Movie Review - Perfume: The Story of a Murderer

Nothing about this movie makes a lot of sense, which is too bad because I generally enjoyed it...and with some changes I might have REALLY enjoyed it.

Tom Tykwer (the interesting and visually successful Run Lola Run) directs this tribute to olfactory experiences - smells, to be blunt.  The main character, Jean-Baptiste, overcomes the odds as a newborn orphan and grows into adulthood.  As he ages, he realizes he posesses the most precise sense of smell in the world, and finds joy in every odor whether the general population would classify them as *good* smells or *BAD* smells.

Eventually he finds his most consuming scent - that of a human female - and he becomes obsessed with trying to find a way to preserve...discovering by accident that the marvelous perfume of a human body disappears once we are dead.  With assistance from a has-been prefume legend (played wonderfully and lightly by Dustin Hoffman) Jean-Baptiste learns the various perfume methods for distilling and preserving scents.  He is then set to begin his life's work - the development of the greatest perfume ever invented, which unfortunately requires the sacrifice of a number of female victims to accomplish.

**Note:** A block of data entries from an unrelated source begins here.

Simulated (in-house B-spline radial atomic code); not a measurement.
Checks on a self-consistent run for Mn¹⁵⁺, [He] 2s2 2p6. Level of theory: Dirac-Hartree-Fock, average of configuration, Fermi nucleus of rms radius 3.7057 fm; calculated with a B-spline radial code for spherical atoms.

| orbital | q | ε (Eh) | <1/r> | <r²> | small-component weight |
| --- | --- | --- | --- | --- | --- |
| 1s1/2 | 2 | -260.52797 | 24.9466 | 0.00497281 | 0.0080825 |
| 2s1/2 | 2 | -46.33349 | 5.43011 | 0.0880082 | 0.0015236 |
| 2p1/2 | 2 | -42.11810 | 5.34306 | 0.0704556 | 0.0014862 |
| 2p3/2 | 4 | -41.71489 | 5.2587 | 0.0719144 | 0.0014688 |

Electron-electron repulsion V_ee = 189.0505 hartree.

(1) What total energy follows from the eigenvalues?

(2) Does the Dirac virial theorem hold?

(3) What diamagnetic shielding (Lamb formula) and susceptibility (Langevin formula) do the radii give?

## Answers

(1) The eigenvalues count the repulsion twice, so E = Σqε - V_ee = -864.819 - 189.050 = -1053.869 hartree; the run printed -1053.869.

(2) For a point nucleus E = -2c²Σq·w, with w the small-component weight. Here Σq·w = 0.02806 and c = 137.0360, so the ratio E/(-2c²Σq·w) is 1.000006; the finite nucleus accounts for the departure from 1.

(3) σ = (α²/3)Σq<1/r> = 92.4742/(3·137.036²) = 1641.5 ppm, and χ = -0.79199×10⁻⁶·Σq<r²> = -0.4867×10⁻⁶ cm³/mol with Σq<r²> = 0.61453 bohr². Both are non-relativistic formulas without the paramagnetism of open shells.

It should be difficult to translate his extraordinary thrill of everyday scents to a visual medium, but Tykwer does a masterful job, bringing to light the immesnse beauty in the colors and textures of life at the same time.  Whether it is the curve of a neck, the shiny skin of smelly fresh fesh, or a frog laying eggs, we see with our eyes the majesty Jean-Baptiste absorbs with his nose.

As I said, very little of this movie makes sense, from the unnecessary addition of "The Story of a Murderer" to the title to the final 30 minutes (including two or three scenes which are just SO DUMB that the movie is nearly ruined in the process).  But if you can work your way around that and enjoy the remainder, I guess you could do worse than see this film.  At least you'll find something to talk about afterward.  Besides, the information on the art of perfumery is by itself a very interesting and enlightening added bonus.